Steam often provides the majority of heat, but its quality is not always carefully managed. Here are some tips on how to improve and maintain steam quality
Plant operations focus on production activity, maintaining tight control on process algorithms, feedstocks and equipment. Steam often provides the majority of heat, but its quality is not carefully managed. Do engineers consider all distributed steam to be equal in quality?
There are several questions I like to ask when meeting with steam engineers or operators for the first time, such as the following:
- If you were the plant manager, would you want to optimize production value?
- Would you willingly accept off-specification feedstock or equipment?
- Where does the plant get the majority of heat used in production?

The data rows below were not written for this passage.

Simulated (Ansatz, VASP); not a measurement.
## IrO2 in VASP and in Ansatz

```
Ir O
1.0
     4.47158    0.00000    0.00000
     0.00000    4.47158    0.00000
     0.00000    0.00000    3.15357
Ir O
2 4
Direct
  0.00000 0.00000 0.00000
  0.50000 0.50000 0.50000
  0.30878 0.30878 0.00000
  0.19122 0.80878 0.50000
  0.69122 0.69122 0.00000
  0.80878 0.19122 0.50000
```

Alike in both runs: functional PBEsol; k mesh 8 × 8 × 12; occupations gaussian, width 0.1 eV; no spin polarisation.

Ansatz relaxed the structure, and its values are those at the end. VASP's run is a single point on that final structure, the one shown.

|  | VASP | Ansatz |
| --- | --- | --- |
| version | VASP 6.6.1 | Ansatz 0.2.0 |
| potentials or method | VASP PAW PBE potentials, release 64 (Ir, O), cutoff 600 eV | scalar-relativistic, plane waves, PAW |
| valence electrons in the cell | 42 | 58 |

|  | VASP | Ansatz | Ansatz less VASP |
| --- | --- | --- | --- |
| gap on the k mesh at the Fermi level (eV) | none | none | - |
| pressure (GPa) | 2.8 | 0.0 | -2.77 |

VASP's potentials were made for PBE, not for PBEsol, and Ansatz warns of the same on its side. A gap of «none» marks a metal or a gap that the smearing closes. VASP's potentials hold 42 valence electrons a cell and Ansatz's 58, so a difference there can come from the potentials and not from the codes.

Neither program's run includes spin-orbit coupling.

- If the answer is, “steam,” is it superheated, saturated or wet?
The typical answer to the last question is, “We have all three types of steam.” That’s when I tell them that their answer is impossible, there is no such thing as sustainable saturated steam in a production plant. “Your steam is wet.”
Because steam is wet, one further question arises, “How can a plant optimize production if their steam heat asset is in a sub-optimal condition?”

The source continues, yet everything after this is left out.